At a 2007 fundraiser for Sen. Hillary Clinton's presidential campaign, Warren Buffett took aim at a U.S. tax system that would allow him to pay a lower tax rate than that of his secretary and house cleaner.

Noting that he was taxed at a capital gains rate of 17.7% on the $46 million he made the previous year, while his secretary was taxed at a rate of 30% on $60,000, he told the crowd, "If you're in the luckiest 1% of humanity, you owe it to the rest of humanity to think about the other 99%."

Many in that 1% grouping may beg to differ. While many wealthy individuals are charitable and philanthropic, there's no evidence that they're chomping at the bit to pay more in taxes. If they're going to make charitable donations, many say they'd rather do it themselves than give it to the government to dole out.

"We look at Washington and see enormous inefficiencies and are not willing to feed our hard-earned income into that inefficient system," says Robert Fragasso, president of Fragasso Financial Advisors in Pittsburgh, and a wealthy individual in his own right.

Not surprisingly, those who believe America's richest should pay more are those who earn less. A Quinnipiac University poll conducted a year ago found that 60% of Americans think the Obama administration should repay the gaping budget deficit by raising taxes on those who make $250,000 or more. Apparently, however, someone forgot to convey this wish to Congress. In December, a month after his party suffered historic losses in Congress, President Barack Obama signed a compromise tax bill that extended the controversial Bush-era tax cuts-the biggest beneficiaries of which were the wealthy. The package, brokered by Obama and Republican leaders, angered many progressive Democrats, but their efforts to scale back the bill's benefits for taxpayers at the highest income levels failed, and the measure passed with bipartisan support.

Despite the eleventh-hour win, many wealthy individuals still believe tax rates in the U.S. are too high, says Kathy Boyle, founder and president of Chapin Hill Advisors, a financial planning firm in New York.

"We hear a lot of anger, we hear a lot of frustration, especially in states like New Jersey," Boyle says. "Gov. Chris Christie has taken a lot of heat for things like cancelling the tunnel project, but the people who live in New Jersey who are high-net-worth are applauding him."

Boyle says she has baby boomer clients who have made a lot of money and have fixed costs of about $500,000 to $600,000 a year, and they resent that their tax bills are eating into their income.

"They've created this lifestyle, and they don't like that they'd have to cut back in their 60s because the government is trying to get a bigger piece of what they earned," she says. "A lot of them are just saying, 'I'm going to keep my income under $250,000.' I hear this from a ton of people."

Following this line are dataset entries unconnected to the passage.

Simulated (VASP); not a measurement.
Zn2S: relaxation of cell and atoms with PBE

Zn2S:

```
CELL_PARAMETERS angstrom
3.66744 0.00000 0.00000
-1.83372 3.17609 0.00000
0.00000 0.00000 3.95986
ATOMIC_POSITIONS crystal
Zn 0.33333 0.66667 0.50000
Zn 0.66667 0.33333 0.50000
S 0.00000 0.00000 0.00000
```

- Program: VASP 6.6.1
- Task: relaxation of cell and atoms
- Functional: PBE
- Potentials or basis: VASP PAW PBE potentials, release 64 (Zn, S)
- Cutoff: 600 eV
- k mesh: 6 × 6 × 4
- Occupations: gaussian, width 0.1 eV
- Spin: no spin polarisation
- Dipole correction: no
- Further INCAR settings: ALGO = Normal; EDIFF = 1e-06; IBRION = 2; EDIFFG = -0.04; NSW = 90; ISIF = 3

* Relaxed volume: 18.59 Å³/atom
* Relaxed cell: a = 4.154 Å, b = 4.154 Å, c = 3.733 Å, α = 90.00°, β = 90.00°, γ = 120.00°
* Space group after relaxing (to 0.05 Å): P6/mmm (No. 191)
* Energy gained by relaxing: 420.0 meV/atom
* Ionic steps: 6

These are people in the $10 million range, with multiple homes and Porsches, she says. They're concerned they haven't made back what they lost in 2008. She's watching them rein in their philanthropic dollars, sell their jets and consider getting into shared jet arrangements, even pulling their kids out of Montessori schools. One client, with a net worth of $100 million, let one of his golf memberships go. Another, who had $40 million to $50 million in net worth, made a large gift of $7 million to $8 million to his college alma mater, and he had to go back and ask them to agree to an installment plan. Boyle says she has two clients who are executives-turned-handymen, who used to do work for wealthy families in Westchester and Long Island, N.Y., and both have said their estate-type clients are no longer calling. Some have had to put off selling the house and move to a lower-tax state for retirement because their adult children have moved back home.